Propensity-Score Methods vs. Regression
Propensity-score methods shift attention from the estimation of E[Yj|Xj, Dj] to the estimation of the propensity score, p(Xi) = E[Dj|Xj]. This is attractive in applications where the latter is easier to model or
motivate. For example, Ashenfelter (1978) showed that participants in government-funded training programs often have suffered a marked pre-program dip in earnings, a pattern found in many later studies. If this dip is the only thing that makes trainees special, then we can estimate the causal effect of training on earnings by controlling for past earnings dynamics. In practice, however, it’s hard to match on earnings dynamics since earnings histories are both continuous and multi-dimensional. Dehejia and Wahba (1999) argue in this context that the causal effects of training programs are better estimated by conditioning on the propensity score than by conditioning on the earnings histories themselves.

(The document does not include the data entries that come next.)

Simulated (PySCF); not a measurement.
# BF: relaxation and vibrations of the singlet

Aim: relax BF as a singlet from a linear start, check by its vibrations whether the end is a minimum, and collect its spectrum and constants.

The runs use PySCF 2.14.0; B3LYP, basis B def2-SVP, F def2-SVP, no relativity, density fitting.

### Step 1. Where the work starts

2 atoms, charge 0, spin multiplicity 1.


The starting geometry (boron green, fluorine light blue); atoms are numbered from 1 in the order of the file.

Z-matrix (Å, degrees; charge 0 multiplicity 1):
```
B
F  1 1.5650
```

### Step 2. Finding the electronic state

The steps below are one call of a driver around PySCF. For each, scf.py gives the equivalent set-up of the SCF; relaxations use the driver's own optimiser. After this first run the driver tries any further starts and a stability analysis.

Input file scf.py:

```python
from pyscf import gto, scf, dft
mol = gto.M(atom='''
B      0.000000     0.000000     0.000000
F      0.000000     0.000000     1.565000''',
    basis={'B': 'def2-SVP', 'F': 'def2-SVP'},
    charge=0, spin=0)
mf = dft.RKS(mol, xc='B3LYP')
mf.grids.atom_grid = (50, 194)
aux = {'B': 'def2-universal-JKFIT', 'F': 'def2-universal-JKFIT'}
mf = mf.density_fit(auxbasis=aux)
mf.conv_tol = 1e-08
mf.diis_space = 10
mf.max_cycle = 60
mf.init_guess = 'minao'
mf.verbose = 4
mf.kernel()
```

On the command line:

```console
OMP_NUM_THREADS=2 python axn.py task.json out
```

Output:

The propensity-score estimates reported by Dehejia and Wahba are remarkably close to the estimates from a randomized trial that constitute their benchmark. Nevertheless, we believe regression should be the starting point for most empirical projects. This is not a theorem; undoubtedly, there are circumstances where propensity score matching provides more reliable estimates of average causal effects. The first reason we don’t find ourselves on the propensity-score bandwagon is practical: there are many details to be filled in when implementing propensity-score matching – such as how to model the score and how to do inference – these details are not yet standardized. Different researchers might therefore reach very different conclusions, even when using the same data and covariates. Moreover, as we’ve seen with the Horvitz-Thompson estimands, there isn’t very much theoretical daylight between regression and propensity-score weighting. If the regression model for covariates is fairly flexible, say, close to saturated, regression can be seen as a type
of propensity-score weighting, so the difference is mostly in the implementation. In practice you may be far from saturation, but with the right covariates this shouldn’t matter.
The face-off between regression and propensity-score matching is illustrated here using the same National Supported Work (NSW) sample featured in Dehejia and Wahba (1999). The NSW is a mid-1970s program that provided work experience to a sample with weak labor-force attachment. Somewhat unusually for it’s time, the NSW was evaluated in a randomized trial. Lalonde’s (1986) path-breaking analysis compared the results from the NSW randomized study to econometric results using non-experimental control groups drawn from the PSID and the CPS. He came away pessimistic because plausible non-experimental methods generated a wide range of results, many of which were far from the experimental estimates. Moreover, Lalonde argued, an objective investigator, not knowing the results of the randomized trial, would be unlikely to pick the best econometric specifications and observational control groups.
In a striking second take on the Lalonde (1986) findings, Dehejia and Wahba (1999) found that they could come close to the NSW experimental results by matching the NSW treatment group to observational control groups selected using the propensity score. They demonstrated this using various comparison groups. Following Dehejia and Wahba (1999), we look again at two of the CPS comparison groups, first, a largely unselected sample (CPS-1) and then a narrower comparison group selected from the recently unemployed (CPS-3).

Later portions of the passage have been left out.